'Van Gogh:The Man Suicided by Society' by Antonin Artaud (1947)

Wheatfield with Crows, 1890, by Van Gogh (one of his last paintings)

1946, Dr. Gaston Ferdiere and Antonin Artaud at Rodez asylum


A selection from Van Gogh: The Man Suicided by Society by Antonin Artaud, 1947.





Note: the following selection draws upon both available English translations.


[work in progress]


One can speak of the good mental health of Van Gogh who, during his lifetime, cooked only one of his hands, and other than that did no more than cut off his left ear...
For it isn't man but the world that has become abnormal...

...present-day life goes on its old atmosphere of prurience, of anarchy, of disorder, of delirium, of dementia, of chronic lunacy, of bourgeois inertia, of psychic anomaly (for it is not man but the world which has become abnormal), of deliberate dishonesty and downright hypocrisy, of a mean contempt for everything that shows breeding, of the claim of an entire order based on the fulfillment of a primitive injustice, in short, of organized crime.
Things are bad because sick conscience now has a vital interest in not getting over its sickness.
So a sick society invented psychiatry to defend itself against the investigations of certain visionaries whose faculties of divination disturbed it.
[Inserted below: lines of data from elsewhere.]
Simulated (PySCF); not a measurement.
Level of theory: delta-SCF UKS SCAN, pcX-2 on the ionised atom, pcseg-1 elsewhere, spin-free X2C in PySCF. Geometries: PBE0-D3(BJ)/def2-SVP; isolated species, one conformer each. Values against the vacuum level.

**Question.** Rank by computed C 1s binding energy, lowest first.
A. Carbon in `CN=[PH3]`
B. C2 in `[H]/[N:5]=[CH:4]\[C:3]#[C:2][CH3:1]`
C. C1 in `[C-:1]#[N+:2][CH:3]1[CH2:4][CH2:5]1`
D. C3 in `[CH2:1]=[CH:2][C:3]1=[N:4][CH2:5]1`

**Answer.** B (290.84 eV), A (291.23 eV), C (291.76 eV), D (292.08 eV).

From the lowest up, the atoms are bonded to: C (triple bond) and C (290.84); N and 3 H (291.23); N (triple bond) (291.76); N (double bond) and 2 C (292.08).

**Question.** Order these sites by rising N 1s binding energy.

...it is not a certain conformity of manners that the painting of van Gogh attacks, but rather the conformity of institutions themselves.

In comparison with the lucidity of van Gogh, which is a dynamic force, psychiatry is no better than a den of apes who are themselves obsessed and persecuted and who possess nothing to mitigate the most appalling states of anguish and human suffocation but a ridiculous terminology... .

Indeed, their is not a psychiatrist who is not a notorious erotomaniac.

And what is a genuine lunatic?
He is a man who prefers to go mad, in the social sense of the word, rather than forfeit a certain higher idea of human honour.

For a lunatic is a man that society does not wish to hear but wants to prevent from uttering certain unbearable truths...

[alt trans: And what is an authentic madman? It is a man who preferred to become mad, in the socially accepted sense of the word, rather than forfeit a certain superior idea of human honor. So society has strangled in its asylums all those it wanted to get rid of or protect itself from, because they refused to become its accomplices in certain great nastinesses. For a madman is also a man whom society did not want to hear and whom it wanted to prevent from uttering certain intolerable truths.]


But, in this case, confinement is not its only weapon, and the concerted gathering of men has other means of overcoming the wills it wants to break.


Aside from the trifling witchcraft of country sorcerers, there are the great sessions of world-wide spell-casting in which all alerted consciousness participates periodically.
This is why during a war, a revolution, a hatching social upheaval, the collective conscience is questioned and questions itself, and also voices its own judgement.
This consciousness may also be aroused and called forth spontaneously in connection with certain particularly striking individual cases.
That is why there was a collective spell cast on Baudelaire, Edgar Allen Poe, Gerard de Nerval, Nietzsche, Kierkegaard, Holderlin and Coleridge.
There was a spell cast on Van Gogh also. 

Thus strange forces are aroused and brought up into the astral vault, into that kind of dark dome which constitutes, over all human respiration, the venomous hostility of the evil spirit of the majority of people.
It is thus that the few rare lucid well-disposed people who have had to struggle on the earth find themselves at certain hours of the day or night in the throws of real and waking nightmares, surrounded by formidable suction, the formidable tentacular oppression of a kind of civic magic which will soon be seen appearing openly in social behavior.



Post Scriptum





It is... shamefully impossible to be a pyschiatrist without bearing the stigma of the most indisputable insanity at the same time...

[alt. It is almost impossible to be a doctor and an honest man, but it is obscenely impossible to be a psychiatrist without at the same time bearing the stamp of the most incontestable madness: that of being unable to resist that old atavistic reflex of the mass of humanity, which makes any man of science who is absorbed by this mass a kind of natural and inborn enemy of all genius.]


 There is in every madman a misunderstood genius whose idea, shining in his head, frightened people, and for whom delirium was the only solution to the strangulation that life had prepared for him.